Up to now, the formula behind Osprey’s successful series of “Duel” books has usually been to compare two contemporary opposing aircraft, warships or armored fighting vehicles. Its latest release has broken the mold in pitting the combined air and seaborne defenses of Britain’s maritime convoys against the depredations of a single notorious type of German patrol bomber. Another unusual aspect of this story is that neither weapons system involves cutting-edge technical innovation so much as adapting existing technology to new uses for which it was never originally intended.

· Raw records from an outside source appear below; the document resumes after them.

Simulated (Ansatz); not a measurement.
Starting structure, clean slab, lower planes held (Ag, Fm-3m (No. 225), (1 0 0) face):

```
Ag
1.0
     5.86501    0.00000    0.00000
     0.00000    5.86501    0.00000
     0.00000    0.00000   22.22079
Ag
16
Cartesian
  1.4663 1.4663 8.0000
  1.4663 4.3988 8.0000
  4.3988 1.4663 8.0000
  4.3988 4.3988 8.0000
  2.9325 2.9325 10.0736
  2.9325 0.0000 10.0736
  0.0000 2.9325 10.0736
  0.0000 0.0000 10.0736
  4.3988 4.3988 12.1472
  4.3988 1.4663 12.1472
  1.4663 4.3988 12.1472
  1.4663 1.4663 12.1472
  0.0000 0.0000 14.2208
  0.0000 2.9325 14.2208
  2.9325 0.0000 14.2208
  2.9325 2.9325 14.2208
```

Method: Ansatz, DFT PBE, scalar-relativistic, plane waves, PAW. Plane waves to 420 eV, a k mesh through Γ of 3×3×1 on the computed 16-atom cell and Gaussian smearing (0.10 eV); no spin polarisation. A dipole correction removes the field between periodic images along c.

So effective was the Focke-Wulf Fw-200C Condor against Britain’s maritime trade that Winston Churchill dubbed it the “Scourge of the Atlantic.” Yet as Robert Forczyk explains, Germany’s four-engine maritime patrol bomber was really little more than a hasty military adaptation of a prewar civilian airliner. The result was that the Luftwaffe’s terror of the seas had a great many shortcomings: It was underpowered, structurally weak, poorly armed, vulnerable to enemy fire and had an awkward position for the bombardier. As it turned out, the biggest advantage the Fw-200 enjoyed when it first appeared over the Atlantic during the summer of 1940 was that the air defense arrangements provided to British convoys were even more inadequate. The Condor thus gained notoriety largely by virtue of having little or no viable opposition.

Forczyk’s fascinating book explores the measures taken by the British to redress, and eventually reverse, the balance of power over the Atlantic. As with the Fw-200’s development, it was largely a story of improvising new uses for existing technology. Long-range aircraft were pressed into service to counter the Condor threat that had never been designed for that role, such as the Short Sunderland, Lockheed Hudson and Consolidated Liberator.

One of the earliest anti-Condor measures can best be described as near-suicidal. The British fitted a number of merchant ships with catapults from which a Hawker Hurricane could be launched on a one-way interception mission if an Fw-200 appeared in the area. Once the fighter had shot down or driven away the Condor, the “Hurricat” pilot was supposed to bail out or ditch—hopefully to be picked up by one of the convoy’s ships. The loss of the fighter was considered a reasonable exchange for saving merchantmen.

Most important in this struggle was the British conversion of a captured German merchant vessel into the first escort carrier, making fighter cover available all the way across the Atlantic. Although the ship, christened HMS Audacity, was soon sunk by a U-boat, it survived long enough to validate the concept. Eventually enough were built, particularly in the United States, so that at least one escort carrier accompanied every convoy, providing effective air cover against both aerial and submarine attack.

For their part, the Germans developed new antishipping weapons systems of their own, most notably the Henschel Hs-293 glider bomb, essentially the first guided, air-launched stand-off missile. But the Nazi war machine assigned a relatively low priority to Fw-200 production, so that, despite their fearsome reputation, only 267 Condors were ever produced—and many were diverted to other duties, such as VIP transports. As a result, there was never a sufficient number of Condors to counter Allied anti-aircraft developments.

Worse still, the aircraft slated to replace the Condor, the Heinkel He-177, was never available in large numbers either, and proved mechanically unreliable. The Luftwaffe never entirely gave up its attacks on Allied shipping, but with fewer aircraft available, the effect of its efforts became negligible.

Aviation and World War II buffs should enjoy this latest Osprey release, which will prove particularly valuable to scholars of the Battle of the Atlantic.